Have you been thinking about implementing an ERP (Read what an ERP is) for your business? Your first task would be to research distribution ERP features. And perhaps craft a plan aligned with your vision for the future state of your business. While there are similarities, each distributor has a unique business model. As well as transactions and operational capacity considerations. The common dilemma typically is to focus on similarities. Most businesses end up following their industry peers, with the assumption: if it works for them, it’s likely to work for us as well. Although this could be a great approach, it is also likely to fire back. Why? Due to the differences in the transactions and operational capacity needs. So what do you need to do? You need to identify your unique processes. And ensure that the ERP solution you select supports them.
“Understanding of the standard features would help you identify the unique features for your business and prioritize your requirements”
Standard Distribution ERP Features
Generally, the biggest challenge with ERP implementation is that most ERP systems appear alike. It’s primarily because of the standard features. These are the features that most businesses need. They might give you a perception that since most ERP systems are similar, and any of them might work for distributors. This is further from the truth. But documenting standard features with lower priority can help you align your focus to the most critical elements.

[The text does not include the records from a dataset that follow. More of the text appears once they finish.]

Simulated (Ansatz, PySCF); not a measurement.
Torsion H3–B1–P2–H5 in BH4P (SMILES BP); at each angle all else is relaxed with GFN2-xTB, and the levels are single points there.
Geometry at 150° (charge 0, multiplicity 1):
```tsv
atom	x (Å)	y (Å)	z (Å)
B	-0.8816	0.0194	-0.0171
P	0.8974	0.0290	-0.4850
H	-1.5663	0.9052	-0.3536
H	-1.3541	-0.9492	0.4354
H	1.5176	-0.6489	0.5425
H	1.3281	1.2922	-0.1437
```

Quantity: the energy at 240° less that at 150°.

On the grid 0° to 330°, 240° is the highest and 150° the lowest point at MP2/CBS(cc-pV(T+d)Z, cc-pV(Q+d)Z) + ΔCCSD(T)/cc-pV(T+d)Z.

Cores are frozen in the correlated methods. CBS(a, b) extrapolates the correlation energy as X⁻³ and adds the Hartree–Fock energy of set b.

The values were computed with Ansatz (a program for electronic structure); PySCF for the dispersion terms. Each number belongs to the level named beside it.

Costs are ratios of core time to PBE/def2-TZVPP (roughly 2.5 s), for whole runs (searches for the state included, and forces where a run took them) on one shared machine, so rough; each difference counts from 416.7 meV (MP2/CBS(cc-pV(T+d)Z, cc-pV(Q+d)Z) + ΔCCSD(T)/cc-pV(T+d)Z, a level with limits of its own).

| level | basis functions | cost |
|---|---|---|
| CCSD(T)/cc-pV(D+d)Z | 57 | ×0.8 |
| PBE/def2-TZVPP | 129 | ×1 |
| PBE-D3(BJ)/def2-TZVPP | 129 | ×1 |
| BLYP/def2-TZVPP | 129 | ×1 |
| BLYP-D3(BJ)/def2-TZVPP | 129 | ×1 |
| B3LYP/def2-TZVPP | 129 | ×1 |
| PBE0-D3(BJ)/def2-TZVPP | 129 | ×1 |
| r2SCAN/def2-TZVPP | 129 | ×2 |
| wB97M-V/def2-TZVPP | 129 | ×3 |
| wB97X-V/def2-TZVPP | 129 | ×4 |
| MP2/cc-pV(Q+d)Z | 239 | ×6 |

The financial processes for distributors are likely to be the same. But some distributors might require features such as consolidated invoicing depending on the type of customers they might target. As well as the industries. The account payable process may have challenges, such as accepting pre-payment or partial payments from international vendors. Not to mention Pro-forma invoices. So here are the most common standard finance features for distributors.
- Accounts Receivable (AR)
- Accounts Payable (AP)
- General Ledger (GL)
- Cash Management
- Currency Management
- Multi-entity Accounting (If you have more than one location or entity)
- Fixed Assets
- Tax Management
- Financial Reporting
- Invoice Consolidation
- Inventory Management
- Warehouse Management
- Barcode Reading Capabilities
- Pallets or container management (if you ship or receive as a pallet or container)
- Storage Restrictions
- Cycle and Physical Counting
- Wave and Batch Picking
- Cross-docking and 3PL warehouses
- Carrier, UPS, FedEx, and 3PL integration
- NAFTA documentation (if you ship cross-border)
- Kitting (if you perform re-assembly, disassembly, or light manufacturing of your products)
- Vendor and customer inventory
- Vendor part number, cross-reference
- Salas Order Processing
- Purchase Order Processing
- Purchase Approvals
- Customer and Vendor Management
- Pricing and Discount Management
- Sales Quotes
- Vendor Price Matrix
- Customer and Vendor Contracts
- E-commerce integration
Critical Success Factors
The standard features are great. But they are not as important for ERP selection. The critical success factor is what makes or breaks an implementation. They are also your differentiator for your business model. Understanding of standard features will help you identify the unique features of your business. And prioritize your requirements. So you don’t run out of time. Or forget to explore the features that matter.
Included out-of-the-box with some ERP products, these unique features collectively are also called industry-specific features. As well as integration and ecosystem for your specific micro-industry, is what differentiates ERP products.
“Your least risky option would be to find an industry-specific ERP product that is designed for distributors.”
Unless you have a very unique business, a very large IT team as well a budget, your least risky option would be to find an industry-specific ERP product. Designed to support products and planning cycles for distributors. Otherwise, you will not only end up spending more. But you are also likely to increase the implementation risk as well.
The standard features form the foundation of your selection criteria and priorities. However, once your executive team is aligned on the core features, you should be spending the most amount of time. Doing what? Discussing the unique features during your evaluation process. We recommend the 80-20 rule. 80% of the time on the industry-specific features while 20% on the core ERP features.
“We recommend the 80-20 rule. 80% of the time on the industry-specific features while 20% on the core ERP features.”
ERP evaluations are typically overwhelming as you have a steep learning curve. Especially if you have negligible experience implementing an ERP. Also, since ERP implementations are expensive and risky, it only aggravates the pain further. The best way to soothe your team and yourself would be to understand how to prioritize. And where to focus. Knowing the standard features you need is the first step toward your ERP evaluation journey.